Tuning Apache Kafka’s performance

Well, Apache Kafka is one of the best pub-sub messaging system used widely across several technology’s based industries. Originated at LinkedIn and was open sourced in early 2011.

Ok, so what so special about Apache Kafka ? Here are the few things Kafka is meant to handle.

  • High throughput to support large volume event feeds.
  • Real time processing of enormous amount of data.
  • Support large data backlogs to handle periodic ingestion from offline systems.
  • Support low - latency delivery of the messages compared to other messaging systems
  • High Availability, Fault Tolerance.

So what else are you looking ?

Now if you know about Apache Kafka a bit, here are few things we can fine tune to make it better in terms of performance. Let’s categories the system into the following aspects and see what could be done in each space.

  • Producers
  • Brokers
  • Consumers

Producers

Asynchronous

Now think, how long you want to wait for the ack on the message sent to the broker ? Answer to this question will change the speed of handling the messages in the Kafka.

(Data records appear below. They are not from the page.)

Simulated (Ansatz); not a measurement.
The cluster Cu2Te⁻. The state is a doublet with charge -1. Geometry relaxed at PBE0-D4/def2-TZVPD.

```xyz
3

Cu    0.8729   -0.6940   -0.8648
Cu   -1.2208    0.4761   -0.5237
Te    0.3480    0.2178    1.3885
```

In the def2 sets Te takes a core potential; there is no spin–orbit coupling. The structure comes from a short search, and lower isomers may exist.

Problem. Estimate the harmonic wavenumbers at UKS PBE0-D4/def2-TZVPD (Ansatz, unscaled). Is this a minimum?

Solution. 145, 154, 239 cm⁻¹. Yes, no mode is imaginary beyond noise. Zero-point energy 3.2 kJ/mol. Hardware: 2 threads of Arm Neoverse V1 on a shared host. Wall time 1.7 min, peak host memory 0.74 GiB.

request.required.acks is the property of the producer.

Possible values for this are:

  • 0 = producer never waits for the ack from the broker. This will give you “Least durability and least latency”.
  • 1 = producer gets ack from the master replica. This will give you “some durability and less latency”.
  • -1 = producer gets ack from the all the replicas. This will give you “most durability and most latency”.

Batching

How about batching the messages ? Let’s use the asynchronous producers.

producer.type=1 to make the producers run async.

You can get the “callback” for the messages here to know their status. Now batch your messages to the brokers in different threads, this will improve the throughput. Some configuration to handle the messages in this scenario are:

  • queue.buffer.max.ms - Duration of the batch window.
  • batch.num.messages - Number of messages to be sent in a batch.

Compression

Use the compression property to reduces the I/O on the machine. We might also want to think of the CPU load when it decompresses the message object back. So, maintain a balance between the two. compression.codec - Values are none, gzip and snappy

For presumably large messages say - 10G , you might want to pass the file location of the share drive in the maessage rather than the payload itself. This would be tremendously faster.

Timeout

Don’t wait for the message unnecessarily unless its is really really required. Have a “timeout”

request.timeout.ms - The time until the broker waits before sending error back to the client. Amount of time to block before dropping the messages when running in async mode ( default = indefinitely )

Brokers

Partition

Plan to have as number of partitions = number of consumers. This will increase the concurrency, the more the partitions the more the concurrency. Remember, more the partitions more the latency too. Also, recommended to have one partition per physical disk to ensure I/O is not the bottleneck while writing the logs.

Use “kafka-reassign-partitions.sh” to ensure partition is not overloaded.

Some of the configurations worth mentioning here are:

  • num.io.threads - The number of I/O threads server uses to execute the requests.
  • num.partitions - Number of partitions per topic
  • log.flush.interval,messages - The number of messages written to the log partition before we force an fsync on the log.

Consumers

The max number of consumers for the topic is equal to number of partitions. Have enough partitions to handle all the consumers in your Kafka’s ecosystem.

Consumer in the same consumer group split the partitions among themselves. Adding more consumers to a group can enhance performance.

Performance is not affected by adding more consumer groups

replica.high.watermark.checkpoint.interval.ms can affect the throughput. When reading from partition, you can mark the last point where you read the information. If you set checkpoint watermark for every event, you will have high durability but hit on the performance. Rather, set it to check the offset for every x number of messages wherein you have margin of safety and will less impact your throughput.

Timeout

Choose the timeouts and onward pipeline properly. Also, refer to Apache Kafka doc for setting fetch size, time, auto-commit etc.